In January 2019, LinkedIn published the 15 most promising jobs for the year. Product owner (87% YoY growth) and product manager (29% YoY growth) both made the cut. Search terms have doubled for “product manager”, and Harvard recently reported that 7% of graduates are pursuing product management careers. Product management is becoming a popular career choice, and therefore becoming crowded and competitive.
As a product management instructor and consultant, I find students often ask me how they can get a job in product management. Sometimes, it can be as simple as an updated LinkedIn profile and efficient networking. Other times, it can take hours of writing cover letters, or endless cold calls, and you find you still don’t get anywhere.
The job market places candidates that “make the match” with skills, domain knowledge, and experience. So, in a competitive market, what matters in a product manager job hunt?
Balance Imperfection and Professionalism in Your Online Presence
Today, tracking is everywhere. Our LinkedIn profiles show our career history. Social media like Facebook, Twitter, and Instagram are accessible for hiring managers or companies to form their own opinions on us early in the job application process.
People understand that it’s unprofessional to have a keg-stand photo up from college, but equally taking down everything that defines you could be harmful. New trends are emerging from a younger generation that combat the need to fit a preconceived mold. An Atlantic article discusses how this movement is affecting Instagram as “…fast-rising young influencers such as Emma Chamberlain, Jazzy Anne, and Joanna Ceddia all reject the notion of a curated feed in favor of a messier and more unfiltered vibe”.
This isn’t solely for Instagram influencers, corporations like Goldman Sachs say they will hire you if you cry in your interview after discussing a personal failure. It is because customers are demanding authentic products and brands, and who better to build authentic products and brands than authentic people.
Use Effort and Intention to Combat Lack of Experience
The biggest challenge for a novice product manager is lack of experience, and it’s worse for those without a previous “product manager” job title. I used to think this way, but after teaching hundreds of students, I’ve changed my perspective.
Effort and intention have the potential to surpass experience because great product management is a result of how you make decisions. Today, the hardest day-to-day challenge for product managers is prioritization followed by roadmapping.
If they understand this, candidates have an opportunity to demonstrate their decision making, prioritization, and roadmapping skills by either:
- Creating portfolios
- Using product management courses to build side projects
- Learning from those with similar paths
Lack of intention wastes effort. Without effort, intentions fall short.

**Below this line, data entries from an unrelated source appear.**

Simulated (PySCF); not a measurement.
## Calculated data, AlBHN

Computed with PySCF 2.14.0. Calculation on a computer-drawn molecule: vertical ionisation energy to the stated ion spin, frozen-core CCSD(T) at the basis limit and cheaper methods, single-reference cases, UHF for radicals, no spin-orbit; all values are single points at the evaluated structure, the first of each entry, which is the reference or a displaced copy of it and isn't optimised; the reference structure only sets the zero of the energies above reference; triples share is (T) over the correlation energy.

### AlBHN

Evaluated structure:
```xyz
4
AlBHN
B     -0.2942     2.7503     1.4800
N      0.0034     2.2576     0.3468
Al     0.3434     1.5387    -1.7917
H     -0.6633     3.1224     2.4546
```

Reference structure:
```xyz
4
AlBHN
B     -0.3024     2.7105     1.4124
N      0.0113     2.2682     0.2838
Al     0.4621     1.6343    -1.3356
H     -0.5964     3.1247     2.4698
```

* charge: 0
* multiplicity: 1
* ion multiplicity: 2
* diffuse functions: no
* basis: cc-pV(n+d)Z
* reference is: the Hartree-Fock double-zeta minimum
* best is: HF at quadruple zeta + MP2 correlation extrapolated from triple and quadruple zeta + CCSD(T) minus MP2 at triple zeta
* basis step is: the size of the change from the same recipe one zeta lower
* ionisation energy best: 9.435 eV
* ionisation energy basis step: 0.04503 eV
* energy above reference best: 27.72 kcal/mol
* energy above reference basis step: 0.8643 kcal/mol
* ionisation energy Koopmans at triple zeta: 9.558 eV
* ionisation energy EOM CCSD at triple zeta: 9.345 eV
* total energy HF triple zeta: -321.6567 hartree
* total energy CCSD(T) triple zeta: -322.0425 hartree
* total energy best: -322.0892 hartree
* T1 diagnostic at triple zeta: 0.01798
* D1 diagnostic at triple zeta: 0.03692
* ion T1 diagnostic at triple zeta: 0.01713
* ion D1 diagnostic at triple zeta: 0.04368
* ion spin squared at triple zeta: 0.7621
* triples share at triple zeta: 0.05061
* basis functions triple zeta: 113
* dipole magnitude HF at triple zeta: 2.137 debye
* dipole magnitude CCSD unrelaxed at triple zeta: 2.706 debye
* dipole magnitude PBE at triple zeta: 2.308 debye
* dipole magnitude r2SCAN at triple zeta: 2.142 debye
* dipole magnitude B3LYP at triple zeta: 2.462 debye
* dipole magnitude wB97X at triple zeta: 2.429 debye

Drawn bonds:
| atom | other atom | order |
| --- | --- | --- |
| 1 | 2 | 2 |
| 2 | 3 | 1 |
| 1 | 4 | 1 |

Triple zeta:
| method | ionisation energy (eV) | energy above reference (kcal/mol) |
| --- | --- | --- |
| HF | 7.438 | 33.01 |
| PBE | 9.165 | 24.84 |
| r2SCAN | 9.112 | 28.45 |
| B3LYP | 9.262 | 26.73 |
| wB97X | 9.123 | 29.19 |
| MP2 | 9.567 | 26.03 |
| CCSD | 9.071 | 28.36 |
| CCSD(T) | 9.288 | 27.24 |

Use Rejection to Build Patience and Track Progress
Job hunting can feel like dating. It’s a numbers game, and logic is challenging when you experience continual rejection. Who wants to date someone uninterested in us? Why would you want to work for a company that’s not interested in you?
Yet, it feels like every article on job rejection comes from the company’s perspective. You should flip rejection on its head and use it as a compass.
When building a product, it’s best practice to define the product’s success metric(s). Answering the question, how do we know the product is successful? Is it if 50% of people like it or 80% of people? Defining metrics helps to understand progress.
It’s the same with job hunting. By using rejection to track progress, you can apply a growth mindset for improving performance and patience to solicit honest feedback.
Stand-Out Candidates Are Authentic
Without the perfect match of skills, domain knowledge and experience, you need to stand out from the sea of resumes. How? Be authentic with these three techniques:
- Balance imperfection and professionalism with your online presence
- Lead with effort and intention for lack of experience
- Use rejection to build patience and track progress
Being authentic and honoring who you are at your core is hard. Following is easy. I have done it, and so has everyone else. But if you want to stand out, I would argue the best way, and the way of the future, is by being you.